Monday, August 31, 2009

Is This The End Of Hollywood Stars?



Disney's acquisition of Marvel took us by surprise. It is, in retrospect, a brilliant idea. Time Warner and Viacom are probably wondering: Why didn't we do that? Marvel, for people of my generation -- mainly men -- is to our childhood what Disney was to previous generations of Americans. There is an organic alliance between characters like Goofy, Mickey, Minnie and Spiderman, Iron Man, Captain America and The Dazzler. All of those all-American fictitious characters are as comfortable on the page in colorful, cheap print as they are on the big-screen (but unlike their A-List counterparts, they don't demand larger trailers and a piece of "back-end."). But what does this mean to the traditional A-List Hollywood celebrity, the overcosmeticized Vanity Fair covergirls and coverboys, who have not, of late, been doing so well as this digital age progresses?
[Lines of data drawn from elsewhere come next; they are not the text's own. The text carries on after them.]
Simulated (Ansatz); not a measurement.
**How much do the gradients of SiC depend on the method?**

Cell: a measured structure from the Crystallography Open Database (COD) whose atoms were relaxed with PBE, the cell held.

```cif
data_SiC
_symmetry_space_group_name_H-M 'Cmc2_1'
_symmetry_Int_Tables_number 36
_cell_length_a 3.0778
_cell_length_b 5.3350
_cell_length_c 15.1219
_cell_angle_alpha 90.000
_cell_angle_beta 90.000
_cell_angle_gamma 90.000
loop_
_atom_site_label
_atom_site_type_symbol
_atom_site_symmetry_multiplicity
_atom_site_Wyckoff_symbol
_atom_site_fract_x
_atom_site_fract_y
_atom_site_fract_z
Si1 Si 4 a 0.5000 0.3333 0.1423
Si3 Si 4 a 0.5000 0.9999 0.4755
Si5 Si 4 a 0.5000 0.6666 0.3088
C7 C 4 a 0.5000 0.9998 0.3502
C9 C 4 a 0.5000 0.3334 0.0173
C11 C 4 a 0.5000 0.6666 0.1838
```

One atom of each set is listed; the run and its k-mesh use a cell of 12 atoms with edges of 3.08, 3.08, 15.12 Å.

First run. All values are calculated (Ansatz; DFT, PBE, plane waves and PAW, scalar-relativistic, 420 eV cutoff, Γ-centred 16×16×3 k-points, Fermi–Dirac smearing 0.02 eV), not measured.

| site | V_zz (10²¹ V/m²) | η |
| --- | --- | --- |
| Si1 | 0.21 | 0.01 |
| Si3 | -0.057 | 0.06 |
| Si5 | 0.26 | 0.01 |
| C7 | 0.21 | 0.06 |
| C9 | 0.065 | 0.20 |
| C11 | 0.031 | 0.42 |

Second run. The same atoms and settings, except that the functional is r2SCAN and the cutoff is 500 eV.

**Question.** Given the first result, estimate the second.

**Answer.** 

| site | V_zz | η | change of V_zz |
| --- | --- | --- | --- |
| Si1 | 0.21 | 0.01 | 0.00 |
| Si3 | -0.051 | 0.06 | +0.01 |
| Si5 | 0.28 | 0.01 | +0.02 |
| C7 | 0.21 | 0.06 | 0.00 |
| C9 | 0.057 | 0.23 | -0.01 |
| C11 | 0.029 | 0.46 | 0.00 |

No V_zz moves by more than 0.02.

Is this the end of Hollywood stars? At this weekend's box office, the top two performers -- Final Destination and Halloween 2 -- the *stars* are the horrific special effects and 3-D technology. Are A-Listers worth their $20 million paychecks? Is this the rise of the un-celebrity? Nicole Kidman as metaphor? From The New York Times: "Ms. Kidman’s last three big-budget films, Australia, The Golden Compass and The Invasion were box-office disappointments, and an auteur-directed indie, Noah Baumbach’s Margot at the Wedding, was a moderate success at best." The article continues: "So while her red-carpet appeal is undiminished (her life in Nashville with her husband, the country star Keith Urban, and their daughter, Sunday Rose, is still tabloid worthy), her big-screen clout may be." And a Vanity Fair pin-up like Kidman is not alone among the A-Listers. The celebrity weeklies like People and Us are all about the "reality stars." Where once one expected to see celebrities confiding health problems and addictions, nowadays Us Weekly is more likely to place Jon and/or Kate on the cover. And the Internet has brought people like Perez Hilton, a decidedly un-celebrity presence, to the fore. Tom Cruise, Angelina, Brad Pitt, Julia, Denzel, Jennifer Anniston, Will Smith, Sandra Bulloch and Jim Carrey -- all are still do brisk box office, but their star-wattage has somewhat diminished. As The New York Times noted, "The spring and summer box office has murdered megawatt stars like ...Eddie Murphy, John Travolta, Russell Crowe, Tom Hanks, Adam Sandler and Will Ferrell."

From The Telegraph:

"The three biggest US films of the summer have been the latest versions of the Transformer and Harry Potter franchises, starring newcomers Shia LaBoeuf and Daniel Radcliffe, and a computer-animated Pixar offering, Up.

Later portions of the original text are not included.